April 28, 2017
My suite of texts and images NONAGON FOR THE DEAD WHO ARE ABOUT TO RISE has been published by one of my favorite journals, Numero Cinq. You can read it here. You can learn more about the project on my website here.
I created this ritual in response to the invisibility of resistance workers from our continent’s cultural memory – ancestors’ death, grave, and burial sites that are unmemorialized, obscured, and desecrated – specifically the activists represented by AIM, SCLC, the Black Panthers, Black Lives Matters, the Chiricahua Apaches, Idle No More, and others.
“Nonagon for the Dead who are Rising” is a call to resurrection for all agitators who continue – after death – to challenge and resist the loss of agency in our psyches, minds, and bodies. It is a ritual for the living with the purpose of transformation into beings of resistance, revolution and liberation.
A nonagon is a nine-sided polygon, represented by nine stories, nine locks of hair, and nine stones gathered from colonialist massacre sites. These stones conjure the resting sites of dead resistance activists who fought colonialism and genocide. Each of the stones are attached to me, the performer, through a network of colored woolen weaving yarns, which I use to pull apart the grave stones as I recite each of the nine resurrection texts.
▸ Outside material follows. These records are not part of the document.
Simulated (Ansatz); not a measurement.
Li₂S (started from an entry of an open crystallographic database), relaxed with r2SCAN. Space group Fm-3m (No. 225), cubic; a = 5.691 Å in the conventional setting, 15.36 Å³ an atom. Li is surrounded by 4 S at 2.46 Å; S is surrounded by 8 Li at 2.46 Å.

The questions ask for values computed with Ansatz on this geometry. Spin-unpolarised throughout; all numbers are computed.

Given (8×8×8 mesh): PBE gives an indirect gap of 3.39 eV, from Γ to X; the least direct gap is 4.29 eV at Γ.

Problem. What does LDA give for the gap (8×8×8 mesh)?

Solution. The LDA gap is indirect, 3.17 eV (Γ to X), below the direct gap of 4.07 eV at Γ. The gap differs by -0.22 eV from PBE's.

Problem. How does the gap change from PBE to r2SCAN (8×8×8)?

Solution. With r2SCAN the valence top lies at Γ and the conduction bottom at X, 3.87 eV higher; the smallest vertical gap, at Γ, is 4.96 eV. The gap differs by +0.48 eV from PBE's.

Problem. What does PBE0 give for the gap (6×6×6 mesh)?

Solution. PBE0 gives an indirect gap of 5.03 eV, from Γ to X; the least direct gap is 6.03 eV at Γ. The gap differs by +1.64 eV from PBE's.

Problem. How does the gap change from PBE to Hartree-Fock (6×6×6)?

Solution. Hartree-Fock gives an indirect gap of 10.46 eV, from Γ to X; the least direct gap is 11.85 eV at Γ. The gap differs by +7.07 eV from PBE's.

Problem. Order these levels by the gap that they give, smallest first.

As each stone is pulled away, I cut off 1/9th of my hair – invoking the cultural power of hair. I shaved my head after surviving a hate crime rape and kidnapping. At Indian Schools, Native children’s hair was forcibly shaved. Nazis shaved the bodies of all concentration camp prisoners. Scalping in many Indigenous traditions was a practice of war. Soldiers entering the US Military are required to shave their heads. Yet displaying our hair in its natural form is a key act in every resistance movement.
“Nonagon” forms a polygon of abstract conceptual rituals inhabiting the emotional and tactical landscapes of colonialism, genocide, femicide, identity predation, and our resulting anger, grief and resistance. It demands the memory of our individual experiences of survival and resistance to unite with the necessity of intersectional protection and connection. It creates a communal embodied and disembodied space with the dead who are living, the living who are dead…and the strings that weave us all together.